The Pledgors are the legal and beneficial owners of all of the right, title and interest in and to the capital stock of and other ownership interests in the Guarantors set forth on Schedule I hereto, together with all of right, title and interest in, to and under any stockholders or similar agreement relating to such capital stock or ownership interests, as described in Schedule I hereto (all of the foregoing, the Pledged Shares).
It is a condition precedent under the Loan Agreement that each Pledgor shall have made the pledge contemplated by this Agreement.
NOW, THEREFORE, in consideration of the premises contained herein, and in order to induce the Lender to enter into the Loan Agreement and to make its extension of credit to Interep thereunder, each Pledgor hereby agrees with the Lender as follows:
Section 1. Pledge. Each Pledgor hereby pledges and grants to the Lender a valid and continuing first priority security interest in all of such Pledgors right, title and interest in, to and under the following (collectively, the Pledged Collateral):
(a) all of the Pledged Shares;
(b) all additional shares of stock or other securities or ownership interests of each issuer of the Pledged Shares from time to time acquired by such Pledgor in any manner (any such shares being Additional Shares);
(c) the certificates representing the shares referred to in clauses (a) and (b) above;
(d) all dividends, cash, instruments and other property or proceeds, from time to time received, receivable or otherwise distributed in respect of or in exchange for any or all of the foregoing.

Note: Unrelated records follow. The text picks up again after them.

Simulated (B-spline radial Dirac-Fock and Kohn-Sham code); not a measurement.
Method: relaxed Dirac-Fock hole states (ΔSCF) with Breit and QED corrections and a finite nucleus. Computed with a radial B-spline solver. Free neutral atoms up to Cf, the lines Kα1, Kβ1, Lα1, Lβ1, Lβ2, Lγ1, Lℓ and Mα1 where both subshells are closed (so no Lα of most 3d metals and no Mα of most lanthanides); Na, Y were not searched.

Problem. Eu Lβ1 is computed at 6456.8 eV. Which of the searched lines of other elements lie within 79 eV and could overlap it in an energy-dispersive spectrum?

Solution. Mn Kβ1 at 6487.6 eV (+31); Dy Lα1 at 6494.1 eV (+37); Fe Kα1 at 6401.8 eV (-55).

Section 2. Security for Obligations. This Agreement secures and the Pledged Collateral is security for the full and prompt payment when due (whether at stated maturity, by acceleration or otherwise) of, and the performance of, the Obligations.
Section 3. Delivery of Pledged Collateral. All certificates or instruments representing or evidencing the Pledged Collateral shall be delivered to and held by or on behalf of the Lender pursuant hereto and shall be in suitable form for transfer by delivery, or shall be accompanied by duly executed instruments of transfer or assignment in blank, all in form and substance satisfactory to the Lender. The Lender shall have the right, at any time in its discretion and without notice to any Pledgor, to transfer to or to register in its name or in the name of any of its nominees any or all of the Pledged Collateral. In addition, the Lender shall have the right at any time to exchange certificates or instruments representing or evidencing any of the Pledged Collateral for certificates or instruments of smaller or larger denominations.
Section 4. Representations and Warranties. Each Pledgor makes the following representations:
(a) The Pledged Shares (i) have been duly authorized and validly issued; (ii) are fully paid and non-assessable; and (iii) constitute 100% of the issued and outstanding shares of capital stock and of other ownership interests of each issuer of the Pledged Shares, except as set forth on Schedule I hereto.
(b) Such Pledgor is the legal and beneficial owner of the Pledged Collateral pledged by it hereunder free and clear of any Lien, except for the Lien and security interest created by this Agreement and the Loan Agreement.
(c) The pledge of the Pledged Shares pursuant to this Agreement creates a valid and perfected first priority security interest in the Pledged Collateral, securing the payment of all of the Obligations.
(d) No consent, authorization, approval, or other action by, and no notice to or filing with, any Governmental Authority is required either (i) for the pledge by such Pledgor of the Pledged Collateral pursuant to this Agreement or for the due execution, delivery or performance of this Agreement by such Pledgor, or (ii) for the exercise by the Lender of the rights provided for in this Agreement or of the remedies in respect of the Pledged Collateral pursuant to this Agreement, except as may be required in connection with the disposition of the Pledged Collateral by laws affecting the offering and sale of securities generally.